Foursquare said today that it will begin testing what it calls a new "sixth sense" feature that offers location-based recommendations that guide users toward things "you didn't even know you were looking for."
People who activate the new feature will receive proactive recommendations about menu items at a restaurant they're sitting at or get a list of local hotels and bars when they stroll into a new part of town or land in a new city.
For example, one update might read: "At Kanoyama Sushi? People talk about: 'superman roll,' 'tuna ribs and 'surprisingly cheap omakase.'"
The spontaneous discovery will be a fun experience for Foursquare users and a benefit to local businesses. The benefit is relatively clear: a new way to have people discover your business who might not have otherwise. It's like a spontaneous, free, unsolicited advertisement.

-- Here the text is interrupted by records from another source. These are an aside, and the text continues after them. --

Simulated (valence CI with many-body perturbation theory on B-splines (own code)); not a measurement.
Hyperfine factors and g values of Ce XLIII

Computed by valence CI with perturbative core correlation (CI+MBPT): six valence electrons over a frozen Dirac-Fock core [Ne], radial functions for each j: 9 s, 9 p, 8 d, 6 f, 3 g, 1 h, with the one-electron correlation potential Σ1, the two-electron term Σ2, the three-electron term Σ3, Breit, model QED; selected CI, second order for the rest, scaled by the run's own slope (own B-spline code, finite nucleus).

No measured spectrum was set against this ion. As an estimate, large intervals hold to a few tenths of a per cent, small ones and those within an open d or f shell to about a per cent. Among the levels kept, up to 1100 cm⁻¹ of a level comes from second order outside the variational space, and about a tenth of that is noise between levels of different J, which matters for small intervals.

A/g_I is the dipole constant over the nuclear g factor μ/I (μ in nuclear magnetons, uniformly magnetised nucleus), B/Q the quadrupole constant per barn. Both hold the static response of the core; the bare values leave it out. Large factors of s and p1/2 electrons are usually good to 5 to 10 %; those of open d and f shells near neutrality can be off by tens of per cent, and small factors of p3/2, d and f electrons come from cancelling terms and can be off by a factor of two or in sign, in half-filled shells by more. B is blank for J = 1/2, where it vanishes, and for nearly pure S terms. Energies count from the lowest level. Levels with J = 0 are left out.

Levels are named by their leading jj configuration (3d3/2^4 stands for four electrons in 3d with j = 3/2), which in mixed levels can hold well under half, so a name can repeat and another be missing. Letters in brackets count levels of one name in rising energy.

The new feature is a big part of Foursquare's overall vision toward developing a social software that "serendipitously" alerts users to nearby friends, merchants, deals and other insights. This is what Foursquare hopes will set it apart from competitors like Yelp. In April, Foursquare landed $41 million from private equity fund Silver Lake Partners and a cadre of venture capital firms to help the company grow beyond simply allowing users to check in.
Unlike other apps that go too heavy on the push notifications, Foursquare promises to be smarter -- not pushing you toward a dive bar on your 8 a.m. commute for instance. The update also pledges to be easier on mobile phone batteries as it uses background location data which can be a drain.
For now, the new recommendations feature will only be available to some Android users before it's rolled out to the Android community at large, the company said on its blog. It will create a similar version for iOS after that.